Actually, Ingela Skytte started out making sculpture or, more precisely, sculptural objects. Already at that time, in the beginning of the eighties, its was the material’s textural qualities the structures and the process that absorbed her interest. It would be correct, however, to maintain that there is a red thread running through her entire output, in the sense that her project constitutes a further development of a specific type of artistic consideration. At the close of the eighties, it was the drawing that was Skytte’s preferred medium of expression. Huge, black charcoal drawings, where the motif was wiped fourth from the surface. A process which can call to mind that of the sculptor’s. Ever since the beginning of the nineties, painting has been Skytte’s medium of choice, although she does continue to draw quite a bit. In the earliest paintings, there are still traces of the figuration that manifested itself in her charcoal drawings. However, the motif has gradually become more and more emblematic, being reduced eventually to pure figure on the surface - often merely a contour sketch against a monochrome background. The contour, or rather the stroke, the line and the surface are still there, but since 1994, the motif has been eliminated entirely. The ‘dissolution’, as Skytte herself refers to it - came about with the “View” exhibition at Charlottenborg I 1991. From there, her endeavour has come to revolve around a search for emptiness: “When the things vanish and turn into light.” And today, according to her own account, Skytte’s pictures treat of painting in its boiled-down expression, they deal with a reflection on what can be said with painting, while the drawing, to a greater degree, has become the site of her investigations.

This is abstract formal and minimal painting, which can be considered as being an extension of the American colour-field painting. Nonetheless, it is situated somewhere entirely different. What might at first glance seem to be conceptual painting is actually founded, to a great extent, upon an intuitive process that is, however, systematically controlled. Prior to the picture, Ingela Skytte is always nurturing an idea about the colour, or rather about the colours. But it is in the working over of the surface that the painting comes into being inasmuch as she works until she feels that the paining is saturated, as she puts it. For each painting, Skytte makes use a of a mathematical table that she has constructed herself. With this, she calculates the placement of the lines and their mutual position on and in relation to the canvas she consider the table a tool in the same manner as the specially constructed paint rollers and workshop-blended colours. In this way, a reciprocal interaction between the previously drafted systematics and the choices made along the way in the painterly process crops up. Sometimes clear and precise is set up across from something Skytte herself refers to as intuitive sensibility.

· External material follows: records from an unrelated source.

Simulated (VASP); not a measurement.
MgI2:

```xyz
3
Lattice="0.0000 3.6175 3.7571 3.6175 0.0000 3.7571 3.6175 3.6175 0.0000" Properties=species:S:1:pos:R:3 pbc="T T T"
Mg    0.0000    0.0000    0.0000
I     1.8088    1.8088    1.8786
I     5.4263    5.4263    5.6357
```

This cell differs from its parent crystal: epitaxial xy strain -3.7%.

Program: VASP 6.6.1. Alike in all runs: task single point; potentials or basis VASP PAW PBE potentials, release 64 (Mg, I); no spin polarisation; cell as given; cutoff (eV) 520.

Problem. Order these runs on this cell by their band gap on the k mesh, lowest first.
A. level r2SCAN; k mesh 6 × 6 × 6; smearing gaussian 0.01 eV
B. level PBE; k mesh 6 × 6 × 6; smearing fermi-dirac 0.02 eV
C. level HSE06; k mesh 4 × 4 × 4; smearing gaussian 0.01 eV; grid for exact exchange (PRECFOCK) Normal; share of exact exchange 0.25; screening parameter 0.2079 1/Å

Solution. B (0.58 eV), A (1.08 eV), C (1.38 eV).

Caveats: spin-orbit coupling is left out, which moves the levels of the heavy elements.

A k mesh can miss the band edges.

However, there are almost no tangibles trails left behind by the creator; all expressive signs, bodily traces and painterly gestures have been cleansed away. This only serves to underscore the painting’s self-referential enunciation. Surface, line, colour and canvas. The signs symbolizing painting as such remain, operating in this double cross-reference as both signification. There is nonetheless, also, as has already been mentioned, the trace of the process by virtue of having the temporal aspect rendered visible: the layers of colour depositing themselves on top of one another in a simultaneous veiling and unveiling of the process. The paintings are shimmering ever so gently; the colour surfaces are vibrating altogether tranquilly and shifting themselves in toward the pictorial space so that it sometimes seems as if the lines and other times the surfaces were in the foreground. This double perspective displacement gives rise to a tension and a movement in the painting, although it is a prudent mobility which turns up only in the interaction with the viewer’s gaze.

In an analogous way, time is present in a double sense. Or perhaps there is a matter of two different times: the time it takes to create the painting and the time it takes to read it. However, there is also historical time - the painting’s time - within the course of Ingela Skytte’s personal output as well as the history of painting as such: all the pictures that have been made before and exist there as a part of painting’s history, as it’s very stipulation.

In connection with the temporal aspect of her work, Ingela Skytte speaks about memory. There are certain things on forgets and certain things one remembers, she says, with a reference to all the layers of colour that lie beneath the uppermost, the visible. “But there is all the while a residue, which remains” - as a faint remembrance about something almost forgotten, it might be said, insofar as one gets some sense about what is happening beneath the surface, even if this cannot be seen.

Frequently, the lowest layers are very intense in their hues, like cobalt blue or orange. But eventually the layer become lighter, uneven and more subdued, so that the colour ultimately appear as delicate gradations on a colourist theme such as, for example, blue, white or red. The lines indicate the direction of reading - as a rule they are either vertical or horizontal - and they register the visibility at the frontier of the invisible or the unfathomable, while the edge strokes indicate the painting’s beginning- or end-point. Although it is not obvious at first glance, these have been inspired by architecture, an interest which was awakened in the artist’s encounter with New York’s skyscrapers. In the connection, it is especially the many window structures that are of interest. And also the colours that the light can attribute to the window, which unintentionally gives back light to the dark space of the night.

Ingela Skytte’s paintings from the latest years arrange themselves in two types: two different working methods and approached to painting. In the first pictorial type, the lines’ rectangular partitioning of the surface manifest itself distinctly and the edge lines fashion a frame around the picture. In the second type, the lines’ obstinacy is lost behind a transparent layer of paint. While the first category accentuates the tautness as form, the second is more romantic in its diffuse veiling of the “motif”. The two types of painting work together, play up to one another and accentuate the small differences’ great significance. 

It is precisely because the investigation or the “content” is found in the nuances , in the small and gradual displacements, which are cautions but nonetheless insistent, that Ingela Skytte’s paintings demand time. Yes, they can be apprehended at once as being a pattern or latticework of lines on coloured surfaces, but if you want to get beneath the surface, you’ve got to give the work more time. In dialogue with the painting’s emptiness, a space for the viewer emerges. Here, the viewers gets the opportunity to put in his/her own projections and gets the chance to let the mind open up to the picture and let it be just what it is: painting.